A Microchip PIC16F1459 was chosen for its simplicity, robustness, feature-set, and low cost%
\footnote{ \label{foot:Usb}
	The PIC16F1459 also features a USB (universal serial bus) interface.
	The original design, as seen in the proposal \cite{proposal}, used USB to program the user-calibration.
	However, later in the project, USB had to be dropped due to memory constraints; now the calibration is programmed via CAN.
	In a future revision of the board, the PIC16F1459 could be replaced with a chip lacking a USB interface in order to reduce cost.}
\cite{pic16f1459}.
It is an 8-bit microcontroller with an SPI peripheral for communicating with the other ICs, and timers for generating the tachometer and speedometer signals.
The PIC is a proven design that Microchip recommends for automotive applications.
It is available in a DIP (dual in-line) package, making it convenient for breadboard prototyping (Fig. \ref{fig:Breadboard}).

\begin{figure}
	\centering
	\includegraphics[width=2.5in]{breadboard}
	\caption{Breadboard circuit for CAN testing.}
	\label{fig:Breadboard}
\end{figure}

\paragraph*{CAN controller and transceiver}
The CAN controller handles the reception and transmission of CAN frames.
It is complemented by a CAN transceiver which acts as a buffer between the controller's logic level signals and the differential signals on the bus.
A Microchip MCP2515 controller \cite{mcp2515} and MCP2561 transceiver \cite{mcp2561} were chosen to fill these roles.
The MCP2515 supports CAN 2.0B up to 1Mbps and it has an SPI interface for communicating with the PIC.
Like the PIC, both these chips are available in DIP packages for breadboard prototyping.

\paragraph*{EEPROM}
The EEPROM stores the user-calibration that defines how sensor signals are encoded in CAN frames, as well a table that maps sensor readings to output signal values.
A Microchip 25LC160C EEPROM \cite{25lc160c} was selected.
It has an SPI interface, and its 2KiB of space is sufficient to store  the calibration.

\paragraph*{DACs}
Four DACs (digital-to-analog converters) drive the four analog output channels of the board.
Based on the characteristics of commonly-used pressure and temperature sensors \cite{bosch_pst}, it was determined that a resolution of 15mV/step was required.
Given the operating voltage of 5V, this meant that the DACs must have at least $5\text{V}/15\text{mV} \approx 333$ steps of resolution.
Thus, an 8-bit DAC with 256 steps would have been insufficient, and so a 10-bit DAC was selected: namely a Microchip MCP4912%
\footnote{
	Perhaps it is worth noting that I have no particular affinity to Microchip as a company.
	The fact that all the chosen ICs ended up being made by them is purely a coincidence.
	It just so happens that they make chips that are good for this application.}
\cite{mcp4912}.
The MCP4912 is a dual-channel 10-bit DAC, so two of them are required to drive the board's four analog outputs.

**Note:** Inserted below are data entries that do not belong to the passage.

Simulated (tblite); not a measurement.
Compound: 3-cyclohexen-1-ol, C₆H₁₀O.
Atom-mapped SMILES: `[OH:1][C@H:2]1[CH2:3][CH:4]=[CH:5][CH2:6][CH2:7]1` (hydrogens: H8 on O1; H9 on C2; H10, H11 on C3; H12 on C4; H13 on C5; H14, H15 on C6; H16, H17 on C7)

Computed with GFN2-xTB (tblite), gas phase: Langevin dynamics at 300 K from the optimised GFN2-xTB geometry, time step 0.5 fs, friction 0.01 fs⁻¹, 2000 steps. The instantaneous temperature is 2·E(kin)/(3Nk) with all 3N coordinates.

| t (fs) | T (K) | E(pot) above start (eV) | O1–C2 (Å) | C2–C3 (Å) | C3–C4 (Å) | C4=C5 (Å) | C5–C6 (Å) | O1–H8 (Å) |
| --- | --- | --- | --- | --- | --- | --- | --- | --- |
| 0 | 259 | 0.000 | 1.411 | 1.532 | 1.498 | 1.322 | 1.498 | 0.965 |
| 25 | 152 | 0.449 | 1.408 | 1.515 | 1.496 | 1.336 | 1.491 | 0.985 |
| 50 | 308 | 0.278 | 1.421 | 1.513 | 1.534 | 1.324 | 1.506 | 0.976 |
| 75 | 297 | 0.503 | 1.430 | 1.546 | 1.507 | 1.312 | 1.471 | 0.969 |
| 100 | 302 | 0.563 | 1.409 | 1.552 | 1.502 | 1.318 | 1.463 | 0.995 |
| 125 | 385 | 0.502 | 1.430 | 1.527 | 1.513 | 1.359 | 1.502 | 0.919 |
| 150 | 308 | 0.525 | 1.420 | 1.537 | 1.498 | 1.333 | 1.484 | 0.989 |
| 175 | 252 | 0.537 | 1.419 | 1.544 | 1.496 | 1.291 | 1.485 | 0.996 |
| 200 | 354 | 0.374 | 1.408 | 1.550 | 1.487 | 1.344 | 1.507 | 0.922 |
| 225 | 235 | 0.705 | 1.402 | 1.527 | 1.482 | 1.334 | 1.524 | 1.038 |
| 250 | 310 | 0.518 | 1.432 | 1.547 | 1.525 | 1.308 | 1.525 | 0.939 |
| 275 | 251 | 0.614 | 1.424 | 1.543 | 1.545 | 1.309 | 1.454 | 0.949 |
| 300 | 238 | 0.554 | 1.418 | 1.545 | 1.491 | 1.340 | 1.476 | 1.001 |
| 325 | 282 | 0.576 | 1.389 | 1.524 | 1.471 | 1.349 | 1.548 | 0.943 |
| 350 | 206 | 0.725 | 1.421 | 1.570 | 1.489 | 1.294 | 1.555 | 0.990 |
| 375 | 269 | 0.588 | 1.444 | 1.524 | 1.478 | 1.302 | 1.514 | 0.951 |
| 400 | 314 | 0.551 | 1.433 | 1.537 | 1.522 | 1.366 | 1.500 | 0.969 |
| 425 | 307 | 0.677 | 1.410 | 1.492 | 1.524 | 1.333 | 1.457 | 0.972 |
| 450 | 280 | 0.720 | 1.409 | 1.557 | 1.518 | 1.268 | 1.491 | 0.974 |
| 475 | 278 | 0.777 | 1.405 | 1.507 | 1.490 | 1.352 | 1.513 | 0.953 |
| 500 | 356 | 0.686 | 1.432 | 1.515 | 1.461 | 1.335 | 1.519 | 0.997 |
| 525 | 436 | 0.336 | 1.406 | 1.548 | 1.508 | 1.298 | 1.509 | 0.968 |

\subsection{Power supply} \label{subsection:PowerSupply}

Standard automotive electrical systems operate at a nominal voltage of around 13.7V, but can swing between 9 and 16V.
The voltage supply often has a strong pulsating component as well, known as ripple.
The board's ICs require a stable 5V to operate reliably.
Thus, the board's power supply is very robust to tolerate the wide input voltage range and to rectify the ripple.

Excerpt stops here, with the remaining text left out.